Japan, China / 2025 / 83min Director:ZHANG YaoYuan
Set in Japan, this collection of short films depicts the harsh realities and discriminatory treatment of immigrant workers from Northeastern China. Shedding light on technical intern trainees, factory workers, and people in illegal occupations, the films capture their struggles to escape a harsh environment.

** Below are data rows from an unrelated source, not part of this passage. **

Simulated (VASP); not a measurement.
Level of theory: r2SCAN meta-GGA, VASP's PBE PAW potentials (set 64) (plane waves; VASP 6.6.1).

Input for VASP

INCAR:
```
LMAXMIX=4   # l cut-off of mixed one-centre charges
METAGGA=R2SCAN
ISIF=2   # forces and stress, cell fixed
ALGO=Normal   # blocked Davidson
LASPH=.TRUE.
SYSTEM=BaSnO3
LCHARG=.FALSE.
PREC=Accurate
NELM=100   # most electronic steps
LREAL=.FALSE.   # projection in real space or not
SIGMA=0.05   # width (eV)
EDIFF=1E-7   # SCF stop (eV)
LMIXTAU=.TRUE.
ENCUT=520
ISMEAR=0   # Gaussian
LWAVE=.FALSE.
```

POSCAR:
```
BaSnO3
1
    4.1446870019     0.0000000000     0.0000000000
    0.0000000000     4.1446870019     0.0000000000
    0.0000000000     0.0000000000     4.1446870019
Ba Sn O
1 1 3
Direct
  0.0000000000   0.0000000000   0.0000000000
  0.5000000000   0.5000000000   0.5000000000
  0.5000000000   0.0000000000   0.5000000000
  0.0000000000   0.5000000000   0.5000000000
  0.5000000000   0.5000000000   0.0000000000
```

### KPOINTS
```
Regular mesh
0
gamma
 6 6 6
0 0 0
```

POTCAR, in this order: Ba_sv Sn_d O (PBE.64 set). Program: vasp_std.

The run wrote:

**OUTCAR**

“Half-Time” follows a Chinese technical intern trainee preparing for the interview to decide the training location, despite the physical and mental pain from debt, torture, and thoughts of their home. “Life Is Snow” captures a man’s conversation with his lawyer after suing his supervisor for irrationally firing him from the bento factory. “Selection” illustrates an ex-professional soccer player from China who tries to get his son to pass the entry test at a soccer club, while working in an unlicensed taxi service in Tokyo. The three short films produced in Japan portray protagonists from Northeastern China provinces (specifically Liaoning, Jilin, and Heilongjiang), with Abe Tsuyoshi playing each of them. Zhang Yaoyuan’s striking direction could be seen in the men’s efforts to escape from irrational situations whether that is from law, policies, or relationships.
Born in 1989 in Dalian, China, he moved to Japan in 2014 to study film as a Japanese Government (MEXT) scholarship student. In 2024, he earned a Ph.D. in Film Studies from Tokyo University of the Arts. His short “Half Time” was selected for the Shanghai International Film Festival and the Pingyao International Film Festival, winning Best Film at the 5th NOWNESS and the Tokyo University of the Arts Alumni Grand Prize. His short “Life Is Snow” received the Fei Mu Honor – Best Short Film at the 8th Pingyao International Film Festival. His feature project “Buy My Car” won the Red Sea Film Fund Award at the Asian Project Market during the 30th Busan International Film Festival.
Director’s statement
"Northeast" was the central theme of my graduation and master's film, and it continues in my doctoral film Half-Time and its subsequent works Life Is Snow and Selection. While shaped by the influence of Japanese Film, it is above all rooted in my own experience. I came to Japan in 2014; it has been eleven years since I left home. An unfamiliar land never truly becomes home, yet my home has, in time, grown unfamiliar. As memories recede, the hometown I carry fades. For that reason, whenever I meet people from China’s Northeast in Japan, I feel compelled to listen to their histories and to know them more deeply. In Half-Time and Life Is Snow, I follow a technical trainee from the Northeast and a war-displaced orphan; in Selection, I focus on the everyday realities of an unlicensed taxi driver from the same region living in Japan. Against the social contours of the Technical Intern Training Program, economic stagnation, and the challenges of multicultural coexistence, I look at the choices and hesitations that arise as “Northeasterners in Japan” search for a place to belong. That, I believe, is the purpose of this collection of short films.